The speed of light is now defined as 299792458. m/s
But what is the speed of gravity ?
One can show that gravitational waves propagate at c, just like the e-m ones.
Almost a century ago Einstein predicted gravitational waves, they have yet to be observed. I do find it interesting that the velocity of gravitational wave propagation is asserted to be c. But without seeing some basis for that assertion, it strikes me as wishful thinking, and so requires me to have faith. That gravitational waves propagate at c seems at first sight to be eminently acceptable, and sure is neat. But “It can be shown” does not really convince me as I am stubborn and of little faith.
I know that c, the velocity of EM waves in space, is determined by the product ε0 μ0 = 1 / c2
So just what fundamental universal parameters determine the speed of gravitational wave propagation in space.
Do we even have a concrete definition of what "the speed of gravity" means outside of linear gravity?
I mean in EM we could solve the vacuum wave equations, where c just emerged out of, but in full blown non-linear GR we of course don't have those neat equations.
On the other hand, the speed at which gravitational waves propagate must be frame invariant, which means it must locally be C.
There is only one fundamental constant in Maxwell's Equations, namely c. The so-called 'permeability of free space' μ0 is inserted solely for the benefit of Electrical Engineers. It's unfortunate that introductory E & M courses make it seem otherwise. In fact μ0 has the exact defined value of 4π x 10-7. Maxwell's Equations written in Gaussian units, for example, contain neither ε0 or μ0, only c.
There are a bunch of good references in the FAQ at the top of this forum:
Yes, this is a good explanation, and serves to remind us that General Relativity is not the only nonlinear theory in the world. The theory of nonlinear PDE's and their associated wave motions is well developed.
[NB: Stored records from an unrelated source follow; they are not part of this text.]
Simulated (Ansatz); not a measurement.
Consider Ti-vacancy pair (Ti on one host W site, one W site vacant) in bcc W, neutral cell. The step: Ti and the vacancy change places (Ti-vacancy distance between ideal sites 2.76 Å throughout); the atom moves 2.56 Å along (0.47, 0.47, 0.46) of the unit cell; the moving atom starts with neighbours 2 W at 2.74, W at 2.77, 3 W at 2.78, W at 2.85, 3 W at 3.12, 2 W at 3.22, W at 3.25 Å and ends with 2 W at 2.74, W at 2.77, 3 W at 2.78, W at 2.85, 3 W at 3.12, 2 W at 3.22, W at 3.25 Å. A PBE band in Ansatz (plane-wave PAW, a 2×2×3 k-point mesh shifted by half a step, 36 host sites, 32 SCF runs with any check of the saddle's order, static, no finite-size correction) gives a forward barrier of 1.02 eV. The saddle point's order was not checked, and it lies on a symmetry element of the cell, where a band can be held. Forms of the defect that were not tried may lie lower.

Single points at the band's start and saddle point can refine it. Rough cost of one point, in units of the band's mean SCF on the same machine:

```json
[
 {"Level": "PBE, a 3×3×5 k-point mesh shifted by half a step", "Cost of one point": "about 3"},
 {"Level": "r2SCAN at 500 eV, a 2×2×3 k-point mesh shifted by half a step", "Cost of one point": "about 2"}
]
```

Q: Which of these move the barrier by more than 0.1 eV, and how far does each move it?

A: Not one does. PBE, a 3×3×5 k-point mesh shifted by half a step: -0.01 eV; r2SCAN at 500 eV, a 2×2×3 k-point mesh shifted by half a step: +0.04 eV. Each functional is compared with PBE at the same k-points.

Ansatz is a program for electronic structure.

The velocity of wave propagation is studied as high frequency, small amplitude perturbations on a background, or equivalently as the propagation of discontinuities on that background. Wave fronts are the characteristic surfaces, and information propagates along the generators of those surfaces, i.e. the bicharacteristics.
In the high frequency limit we keep only the highest derivative terms in the PDE, and for GR this means the wave operator on a curved background. The characteristics are the null surfaces in the background geometry, and the bicharacteristics are its null geodesics.
I see Bcrowell raises the same objection in this ref as he did here when the subject last came up, namely the existence of wave tails, a nonlinear effect which trails behind the wave. But it is only the leading edge of the wave which matters, and the wavefront always propagates at c.
DO you happen to know of a good textbook delving into detail on these and related topics (non-linear wave PDEs)? Thanks Bill.